Sami and I had had a great time white water rafting in Oregon last spring, so when I saw an ad for river rafting, I was psyched. Though it didn’t seem like an especially Balinese thing to do – no sarongs, offerings, or monkeys involved - it did look like fun. We booked an afternoon ride with Bali Adventure Tours (I can’t recommend their service highly enough)!
Despite the apparent lack of “cultural” trappings, the day turned out to be a wonderful window into a dimension of Bali we had not yet seen. The 90-minute drive from our hotel to the put-in point took us from the coast into the lush interior along twisty mountain roads.

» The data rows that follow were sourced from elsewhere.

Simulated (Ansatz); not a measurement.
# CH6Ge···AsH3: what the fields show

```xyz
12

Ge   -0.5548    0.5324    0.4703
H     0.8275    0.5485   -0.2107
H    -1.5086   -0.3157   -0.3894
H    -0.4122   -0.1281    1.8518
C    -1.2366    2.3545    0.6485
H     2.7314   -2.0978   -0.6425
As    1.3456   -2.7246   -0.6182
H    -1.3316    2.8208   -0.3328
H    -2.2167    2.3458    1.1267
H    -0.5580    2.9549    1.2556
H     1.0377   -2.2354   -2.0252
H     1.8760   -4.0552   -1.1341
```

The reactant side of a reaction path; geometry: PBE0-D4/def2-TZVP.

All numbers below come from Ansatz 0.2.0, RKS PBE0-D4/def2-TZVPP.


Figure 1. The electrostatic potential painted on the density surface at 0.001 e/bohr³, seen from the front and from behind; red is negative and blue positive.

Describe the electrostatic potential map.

I sat in the front, and marveled at the roller-coaster experience of being surrounded by motorbikes (many of whom carried two or three people, none with helmets) which buzzed around both sides of us. I used to think I was a good driver, but was quite content to sit back and let our driver handle the zany swerving and passing on the too-narrow roads while I gazed out the window at the unfolding panorama of the Balinese countryside.
Small villages, each of which took about a half-minute to zoom through, alternated with achingly green-terraced rice paddies, all bustling with people taking in yet another bumper harvest from Bali’s famously rich soil. It’s one of the few places in the world where the land supports three harvests a year, so there is always a high level of activity in the fields.
Zooming through one village after another, I noticed similarities. Each had a beautiful central temple and a low-tech mini-market (usually some sort of lean-to stacked with essentials like Coca-Cola and Lifebuoy shampoo). Everything was swept clean. Everyone looked healthy and happy. About half the people wore no shoes, not out of poverty (since they were fully-clothed and well fed), but simply because it was more comfortable. The architecture was simple, but decorative touches abounded: rooflines that turned up at the tips, cement walls adorned with statuary, and of course, floral offerings everywhere.
I wish I had taken more pictures of these “ordinary” scenes, since they are such a contrast to similar peasant-agrarian places like Mexico, Costa Rica and China. Bali is so clean, so peaceful, and so beautiful. The richness of the land and the culture provides a sense of social cohesion and happiness that I haven’t seen elsewhere.
If I were reborn as a peasant, Bali is the place I’d want to be.
We finally arrived at the put-in point, got suited up in high-quality gear, and made our way down to the river at the bottom of a steep gorge. The downward trek involved picking our way down 400 steps that clung to the sides of the deep ravine.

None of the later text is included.